I dropped my MP a line on Friday care of the brilliant Fix Parliament device, to let him know I was actually quite bothered about Lords Reform and could he please do the right thing and support it.
Now, I know Zac is one of the 100 or so named Tory rebels - so there was a more than a touch of hope over expectation in my note. However, to be fair, Zac replied in less than 24 hours (this is the second time in a week I have been fair to Zac, I must stop this...) and I have printed his answer below.
I don't agree with it - so I have annotated his note with my observations (in red), which I'll send on to him via Twitter and e-mail anon.
Dear Mr Morris,
Thanks for getting in touch.
My pleasure, I’m touched that you have replied.
I strongly support reform of the Lords, but the current proposals make zero sense to me, and I will oppose them.
I very strongly believe that the Lords should continue to exist for the real experts, as it does to some extent now, and that it should not become a depository for yet more seedy elected politicians. If anyone is in any doubt about the value of having a checking/ revising/scrutinizing Chamber made up of real experts, I would direct them to Hansard recordings of more or less any debate. The quality of debate in the Lords massively exceeds debates in the Commons.
I find this a very odd argument. The inference is that you believe all elected politicians to be ‘seedy’. This is surely an argument for revision of The House of Commons, not the Lords. I would concur that the behaviour and standards of The Commons leaves a lot to be desired. But the argument that the reason standards are poor is because the members are elected is something of an affront to democracy and the democratic process. Change the way the Commons works by all means - but you are quite wrong to equate democracy with seediness.

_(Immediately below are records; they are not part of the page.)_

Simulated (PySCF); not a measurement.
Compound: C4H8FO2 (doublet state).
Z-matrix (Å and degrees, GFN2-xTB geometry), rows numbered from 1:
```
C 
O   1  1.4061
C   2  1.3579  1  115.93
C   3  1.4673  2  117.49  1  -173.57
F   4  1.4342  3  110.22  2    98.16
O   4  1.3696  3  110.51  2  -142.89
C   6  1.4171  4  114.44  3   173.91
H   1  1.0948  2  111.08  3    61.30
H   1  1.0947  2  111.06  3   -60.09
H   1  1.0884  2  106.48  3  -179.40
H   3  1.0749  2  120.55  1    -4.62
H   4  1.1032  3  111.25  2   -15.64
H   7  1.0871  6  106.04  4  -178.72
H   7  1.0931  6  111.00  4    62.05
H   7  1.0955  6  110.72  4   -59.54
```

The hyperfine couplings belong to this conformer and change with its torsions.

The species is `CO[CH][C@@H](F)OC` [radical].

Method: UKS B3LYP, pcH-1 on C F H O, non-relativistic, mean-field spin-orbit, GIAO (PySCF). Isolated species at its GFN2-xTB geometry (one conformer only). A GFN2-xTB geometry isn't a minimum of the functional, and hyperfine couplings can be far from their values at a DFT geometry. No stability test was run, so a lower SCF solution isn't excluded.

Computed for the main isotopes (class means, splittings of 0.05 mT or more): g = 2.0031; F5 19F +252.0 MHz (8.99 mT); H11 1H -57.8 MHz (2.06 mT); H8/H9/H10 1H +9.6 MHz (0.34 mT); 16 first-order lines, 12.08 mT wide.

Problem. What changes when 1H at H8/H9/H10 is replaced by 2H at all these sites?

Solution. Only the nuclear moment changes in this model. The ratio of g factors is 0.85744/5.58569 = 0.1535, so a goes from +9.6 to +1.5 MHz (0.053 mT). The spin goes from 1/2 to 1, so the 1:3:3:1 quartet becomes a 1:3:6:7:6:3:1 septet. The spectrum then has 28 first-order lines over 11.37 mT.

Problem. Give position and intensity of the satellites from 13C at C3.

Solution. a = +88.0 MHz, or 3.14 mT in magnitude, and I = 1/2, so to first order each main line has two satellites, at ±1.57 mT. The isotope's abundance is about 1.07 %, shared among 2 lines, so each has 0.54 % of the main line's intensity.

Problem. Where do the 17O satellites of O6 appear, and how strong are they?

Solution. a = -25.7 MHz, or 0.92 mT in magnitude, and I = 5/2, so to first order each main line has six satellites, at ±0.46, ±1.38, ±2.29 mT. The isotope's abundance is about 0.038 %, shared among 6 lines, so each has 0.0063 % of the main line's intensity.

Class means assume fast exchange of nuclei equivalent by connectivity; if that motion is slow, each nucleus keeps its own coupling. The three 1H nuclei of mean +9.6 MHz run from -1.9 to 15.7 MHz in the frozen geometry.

Second, the hierarchy between the two Chambers is important. No one will benefit if the Second Chamber seeks to become more than a checking/revising/scrutinising Chamber. That is a real risk.
Safeguards against this are built into the legislation ensuring the primacy of the Commons. If those safeguards are insufficient, you should revise them in the ensuing debate – not throw out a revision we have been waiting on for 100 years on the basis that you feel the wording is insufficiently robust.
Third, It concerns me that the proposal would allow people to stand for office just once, and then hold office for 14 years, during which time they will not in any way feel the pressure of democratic accountability, as they can neither be sacked, nor re-elected. They will have the democratic mandate of MPs, but without any accountability.
Strange then that you would vote for the status quo. The House of Lords currently has more members over the age of 90 than under the age of 40. The majority of members do not even attend, and many choose to vote on one or two issues that truly ‘matter’ to them as opposed to looking at the legislative programme as a whole. I note you start your letter by stating that you want reform – yet you intend to vote to maintain this ludicrous, unaccountable status quo. Opposing the legislation tomorrow supports a less democratic and accountable system than the one proposed. You may not think the new system is perfect – but you are supporting a far more imperfect one.
Fourth, the proposal is for a PR-based system, which is effectively a system of appointment by Party leaders (who create the lists, and put their loyal favourites at the top).
Oh, come of it. Pop into the House of Lords. With the exception of the Hereditary peers and the Bishops, neither of whom should be sitting there anyway, the place is stuffed full of ex politicians placed there thanks to party patronage, many of them ex MPs who the electorate have decided should no longer represent them but find themselves a retirement home for life. The suggestion that the current system – or any system based on appointment of ‘the right sort of people’ – is more worthy than any democratic mandate is bizarre.
Fight for more open lists by all means as the legislation is debated. I would agree with that. I think many of our finest Parliamentarians are independents. But opposing change tomorrow means patronage of the party faithful will continue unchecked.
As I said, I strongly support reform of the Lords, but not this. I would for instance back Lord Steel’s proposals, which have been endorsed by a very broad section of the Lords. In short, he is calling for: the establishment of a cross-party selection committee (removing the PM’s powers of patronage); introducing a mechanism for retiring Peers (and reducing the number to roughly 450); removal of peers for criminality. I suspect that most of my colleagues would support him, and we would see a tighter, clearer, cleaner and more independent revising chamber as a result.
I’m glad you support reform Zac, I accept your genuine concerns about the retirement of Peers and removal for criminality (both of which I would agree with) – but your actions tomorrow do the opposite of what you intend. The current proposals are not cooked up to favour one party or another – they have come about through a cross party group of parliamentarians who genuinely want to see the Lords as a democratically mandated and accountable piece of the legislature, and your colleagues – who will not on the whole be especially seedy – deserve your support.